India is looking to become self-reliant in supercomputing by establishing a national capacity for manufacturing relevant critical components in-country. This development provides the biggest impetus yet to making high-performance computing accessible to India’s researchers.
Sanjay Dhotre, Union Minister of State for E&IT, Education and Communications said that the collaborative venture is another important step towards Atmanirbhar Bharat (Self-reliant India).
Centre for Development of Advanced Computing (C-DAC) and National Supercomputing Mission host institutes signed am Memorandum of Understanding (MOU) that would establish the necessary supercomputing infrastructure in various premier institutions across India.
The aim is to establish a dependable and secure exascale eco-system with innovative designs, disruptive technologies and expert human resource. The end goal is to develop our indigenous hardware encompassing exascale chip design, design and manufacture of exascale server boards, exascale interconnects and storage including silicon-photonics in line with Atmanirbhar Bharat mission to achieve complete self Reliance.
India’s national premier academic and research institutes like the IISc, IITs, NIT, NABI are par excellence and is renowned globally for their technical expertise. Under the second phase of the National Supercomputing Mission, 13 institutes have signed MoUs for establishing supercomputing infrastructure.
The partnership of C-DAC and NSM host institutes will enhance India’s capability, empower scientists and researchers with state-of-the-art supercomputing facilities, attain global competitiveness and ensure self-reliance in the strategic area of Supercomputing Technology leading towards the Exascale Computing.
C-DAC is firmly accelerating its pace of research and innovation using computational science techniques for manufacturing critical supercomputing components in India.
The Memorandum of Understanding (MoUs) enables supercomputing infrastructure with assembly and manufacturing of critical components at IISC Bangalore, IIT Kanpur, IIT Roorkee, IIT Hyderabad, IIT Guwahati, IIT Mandi, IIT Gandhinagar, NIT Trichy and NABI Mohali.
The MoU also facilitates NSM Nodal Centres for training in HPC & AI at IIT Madras, IIT Kharagpur, IIT Goa and IIT Palakkad.
The National Supercomputing Mission was set up to provide necessary computational power to the academia, industry, the scientific and research community, MSME and start-ups to solve India-specific critical challenges and complex real-life problems in science and engineering.
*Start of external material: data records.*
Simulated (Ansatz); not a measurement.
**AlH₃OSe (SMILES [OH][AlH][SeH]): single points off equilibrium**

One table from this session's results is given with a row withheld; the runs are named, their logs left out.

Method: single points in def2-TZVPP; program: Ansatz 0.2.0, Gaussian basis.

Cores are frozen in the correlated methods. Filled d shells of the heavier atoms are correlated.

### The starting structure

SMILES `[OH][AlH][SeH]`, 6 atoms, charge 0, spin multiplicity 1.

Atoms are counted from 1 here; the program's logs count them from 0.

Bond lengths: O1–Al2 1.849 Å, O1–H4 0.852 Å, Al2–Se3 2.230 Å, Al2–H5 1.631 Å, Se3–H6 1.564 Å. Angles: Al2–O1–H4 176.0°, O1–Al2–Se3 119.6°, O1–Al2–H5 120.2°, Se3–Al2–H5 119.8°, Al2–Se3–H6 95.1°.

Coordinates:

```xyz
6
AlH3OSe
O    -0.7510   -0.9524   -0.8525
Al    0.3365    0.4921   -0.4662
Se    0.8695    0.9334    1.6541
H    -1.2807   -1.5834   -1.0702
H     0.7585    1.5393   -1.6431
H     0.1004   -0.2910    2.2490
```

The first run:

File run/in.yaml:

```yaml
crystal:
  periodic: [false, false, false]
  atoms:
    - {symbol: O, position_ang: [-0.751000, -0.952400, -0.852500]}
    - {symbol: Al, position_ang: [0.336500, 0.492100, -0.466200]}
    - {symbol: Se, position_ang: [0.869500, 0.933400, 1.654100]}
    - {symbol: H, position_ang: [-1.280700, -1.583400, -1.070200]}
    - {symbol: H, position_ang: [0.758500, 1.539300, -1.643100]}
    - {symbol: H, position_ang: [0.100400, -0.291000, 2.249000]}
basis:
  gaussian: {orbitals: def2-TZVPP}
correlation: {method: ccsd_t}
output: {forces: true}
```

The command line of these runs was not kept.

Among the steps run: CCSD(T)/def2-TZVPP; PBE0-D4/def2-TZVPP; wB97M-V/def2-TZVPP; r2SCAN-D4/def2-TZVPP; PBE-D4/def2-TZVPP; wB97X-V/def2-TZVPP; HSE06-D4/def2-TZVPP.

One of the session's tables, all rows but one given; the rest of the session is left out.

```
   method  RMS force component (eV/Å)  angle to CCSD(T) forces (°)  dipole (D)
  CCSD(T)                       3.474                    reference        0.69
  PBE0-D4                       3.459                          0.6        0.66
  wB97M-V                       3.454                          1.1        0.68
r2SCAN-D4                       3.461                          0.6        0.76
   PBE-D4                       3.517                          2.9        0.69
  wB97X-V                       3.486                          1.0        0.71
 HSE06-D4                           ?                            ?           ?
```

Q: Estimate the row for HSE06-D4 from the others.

Centre for Development of Advanced Computing (C-DAC) is the premier R&D organisation of the Ministry of Electronics and Information Technology (MeitY) for carrying out R&D in IT, Electronics and associated areas. Different areas of C-DAC had originated at different times, many of which came out as a result of the identification of opportunities.
C-DAC has already established Supercomputing Ecosystem at IIT BHU, IIT Kharagpur, IISER Pune and JNCASR Bangalore. It is now focussed on increasing the pace of research and innovation using computational science techniques for manufacturing supercomputing components like the server boards, interconnects, rack power controllers and hydraulic controllers, direct liquid-cooled data centres and HPC software stacks in India.